By M H Ahssan
UGC raises a flag against bad apples in the education sector, but is it enough?
Last week, the University Grants Commission (UGC) put up a notice on its website warning private universities against running “off-campus centres beyond the territorial jurisdiction of their states in violation of the UGC regulations”. The notice carried a list of 40 bona fide private universities across India. “We were getting many queries from students, so we thought it would be better to put the list on the website. It (private universities) is a new system after all… came into being only five years back,” says UGC Secretary R.K. Chauhan.
Juxtapose this with the fact that in the January-March 2009 period, education was the biggest sector in print advertising. Even when advertising volume declined 3 per cent compared to the same period last year, there was a 13 per cent increase in volumes from the education sector. According to TAM Media Research, 71 per cent of the advertisers in education category were institutions, while 15 per cent were coaching centres. Typically, January-May is the time when advertising hots up in the education sector because it is when academic sessions end and the search for new avenues, colleges, career options and coaching institutes begins.
TAM Media Research data shows that Planman Consultant India was the biggest advertiser during the first quarter of 2009. Planman is the brainchild of Arindam Choudhary, founder of the Indian Institute of Planning and Management (IIPM). In June last year, IIPM won a case it had filed against the UGC in the Delhi High Court to get its name removed from the UGC website, which listed IIPM as a “fake university”. But IIPM had to concede in the court that it does not award any degrees, only ‘prepares’ students for a degree from International Management Institute, Belgium.
Interestingly, coaching institutes, which run without any regulation, also advertise heavily. According to TAM Media Research data, Chate Coaching Classes was the third-largest and Forum for IIT JEE was the sixth-largest advertiser in print during January-March 2009.
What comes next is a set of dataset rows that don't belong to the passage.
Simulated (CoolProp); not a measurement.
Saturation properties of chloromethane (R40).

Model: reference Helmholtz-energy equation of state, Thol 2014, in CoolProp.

The reasons behind the belated action by UGC are not far to seek. Human resource development Minister Kapil Sibal’s recent crackdown on deemed universities, 127 so far, especially those that got clearances in the past five years and his intent to follow the recommendations of the Yash Pal Committee report, which had come down heavily on the malpractices being followed in the system, seem to have jolted the UGC out of its stupor. “UGC is perhaps faced with an existential problem, and in order to hide its shortfalls, in order to escape the wrath of the new minister who is clearly not as complacent as his predecessor, it is trying to show that it is working,” says Mukesh Chaturvedi, senior professor at the Birla Institute of Management Technology (Bimstec) at Greater Noida. Bimstec has applied for a deemed university status.
Clearly, when private educational institutions do everything to influence public choice with their advertising firepower, UGC must do more than put up a notice on its website if it wants to safeguard the interests of students.
Even the Supreme Court had recently described private colleges as “masked phantoms” and flayed the regulator for its lax attitude in granting approvals. “With this notice, UGC is only trying to put up a positive face because it is scared of its own existence,” says Chaturvedi.
Others agree. “The attitude of UGC is scary,” says Sushma Berlia, president of Apeejay Stya Group, one of the applicants awaiting approval for a private university status from Uttar Pradesh and Haryana. “To expect ordinary people to be not just aware of the existence of a body such as UGC, but also check out their website regularly for fine details about the status of institutes is not correct.”
Instead, what is required is mass awareness campaigns through the vernacular media, print and television, over what to look out for while taking admission in any institute.